Artists bring new life to a gigantic former ironworks
VÖLKLINGEN, Germany
Dozens of urban artists from 17 countries have converged on one of Europe’s most important industrial landmarks for a show that takes advantage of the former ironworks’ sprawling spaces and aura of abandonment.
At the Völklinger Hütte, or Völklingen Ironworks, the Urban Art Biennale 2026 is getting underway, continuing what has grown into a biennial tradition over the past decade and a half.
“This location is at the core of street art and graffiti art,” said Ralf Beil, the general director of the site, which is open to the public as a museum. “It all began in industrial places like this.”
This year’s show features 50 artists. They include France-based Tomas Lacque, whose installation features a small van, a pile of tires, toys and debris covered in a coat of paint. Standing in a hall where furnaces once worked, it appears to evoke fossil-fueled mobility being covered in ash like Pompeii.
Spanish artist Ampparito has painted the words “no hay nada de valor” (roughly, ‘There is nothing of value here’) in huge white letters on the roof of one of the site’s massive sheds — a work best seen from a viewing platform 45 meters above ground level.

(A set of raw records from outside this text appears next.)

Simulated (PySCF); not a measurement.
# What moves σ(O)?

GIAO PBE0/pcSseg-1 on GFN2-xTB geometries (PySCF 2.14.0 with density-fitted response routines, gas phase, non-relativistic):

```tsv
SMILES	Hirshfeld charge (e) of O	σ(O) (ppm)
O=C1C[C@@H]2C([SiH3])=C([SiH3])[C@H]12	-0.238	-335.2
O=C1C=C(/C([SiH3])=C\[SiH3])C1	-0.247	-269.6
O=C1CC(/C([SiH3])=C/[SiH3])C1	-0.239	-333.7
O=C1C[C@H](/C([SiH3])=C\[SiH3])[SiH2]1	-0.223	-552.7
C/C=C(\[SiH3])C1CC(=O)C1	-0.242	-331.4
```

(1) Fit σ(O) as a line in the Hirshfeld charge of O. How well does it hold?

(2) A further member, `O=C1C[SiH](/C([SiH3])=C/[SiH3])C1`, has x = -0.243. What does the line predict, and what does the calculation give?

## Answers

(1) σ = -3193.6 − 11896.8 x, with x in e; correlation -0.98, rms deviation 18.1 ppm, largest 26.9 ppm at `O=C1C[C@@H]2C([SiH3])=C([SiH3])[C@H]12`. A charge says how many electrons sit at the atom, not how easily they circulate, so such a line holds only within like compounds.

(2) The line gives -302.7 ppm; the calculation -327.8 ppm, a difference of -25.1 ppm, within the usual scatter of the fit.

Dutch artist Boris Tellegen, better known as Delta, contributed a massive green-and-black wooden sculpture that lights up the interior of the ironworks. French-based collective Vortex-X, who recycle salvaged material, stretched rays of white industrial fabric across one of the building’s halls in a work titled “Memory in transit.”
The ironworks spreads over a 6-hectare site, a maze of chimneys and furnaces in which visitors still encounter ominous industrial-era signs warning of risks such as a “danger of crushing.” They dominate the town of Völklingen, near Germany’s border with France.
They have been on UNESCO’s world heritage list since 1994, recognized as “the only intact example, in the whole of western Europe and North America, of an integrated ironworks that was built and equipped in the 19th and 20th centuries.”
The furnaces have been cold since 1986, when production ended, and the site has been preserved as it was then. But its appearance is much older, as no new installations were added after the mid-1930s.